Home News Beyond the written words: Gibran’s artwork on display in Sharjah

Beyond the written words: Gibran’s artwork on display in Sharjah

Before producing the literary works he is known for, which decades after their publication continue to attract an avid readership all over the world, to the surprise of many, Gibran Kahlil Gibran painted.

A collection of some of the Lebanese-American artist’s most prominent works is being displayed at the Sharjah Art Museum in an exhibition in collaboration with the Beirut-based Gibran National Committee.

“The main aim was to showcase him as Kahlil Gibran, the artist,” Alya al-Mulla, Curator of Sharjah Art Museum told Al Arabiya News.

“Everybody knows him as the writer, the philosopher, the poet, but not many people knew that he was an artist as well,” she said.

More than 30 individual works are on display, including a piece entitled “The Face of the Gifted One,” which has been used as the cover art on many editions of his 1923 book The Prophet.

Gibran was born in 1883 and started painting at a young age, possibly as early as 12 or 13. “He was discovered as a painter first and later on in his early 20s he started writing,” al-Mulla said.

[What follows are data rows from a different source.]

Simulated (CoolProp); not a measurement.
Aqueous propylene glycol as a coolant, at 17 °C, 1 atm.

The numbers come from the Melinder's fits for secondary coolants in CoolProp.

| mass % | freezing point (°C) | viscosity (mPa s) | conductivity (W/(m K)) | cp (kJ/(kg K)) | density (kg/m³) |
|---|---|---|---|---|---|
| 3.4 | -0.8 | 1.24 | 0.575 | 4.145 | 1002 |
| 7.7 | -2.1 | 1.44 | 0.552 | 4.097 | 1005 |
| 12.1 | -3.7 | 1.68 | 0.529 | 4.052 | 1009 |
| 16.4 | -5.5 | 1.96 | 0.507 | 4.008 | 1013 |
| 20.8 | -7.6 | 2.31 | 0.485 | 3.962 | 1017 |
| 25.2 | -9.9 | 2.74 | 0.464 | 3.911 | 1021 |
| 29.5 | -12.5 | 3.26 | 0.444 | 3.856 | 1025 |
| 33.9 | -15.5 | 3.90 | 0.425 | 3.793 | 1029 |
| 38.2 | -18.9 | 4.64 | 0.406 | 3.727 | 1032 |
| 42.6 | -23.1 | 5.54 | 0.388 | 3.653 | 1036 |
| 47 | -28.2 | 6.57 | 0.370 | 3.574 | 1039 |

To those who crave a deeper look into the mind that created the literary masterpieces he is best known for, this exhibition gives a look at artworks often conceived of by critics as running in parallel to his writing.

“A lot of his philosophy and thinking is translated into paintings,” said al-Mulla, who described Gibran’s work as “close to the heart.”

One of the pieces displayed is said to be of Gibran’s sister, whose early death at a young age deeply affected the artist.

“He went through many emotional periods in his life and he was deeply affected by some situations and things he went through, so he painted,” the curator said.

 “That’s another reason the exhibition is called Drawings of Gibran: A Humane Perspective, through his drawings and the paintings that you see in the exhibition, he was able to translate another point of view of his writings and philosophy,” she explained.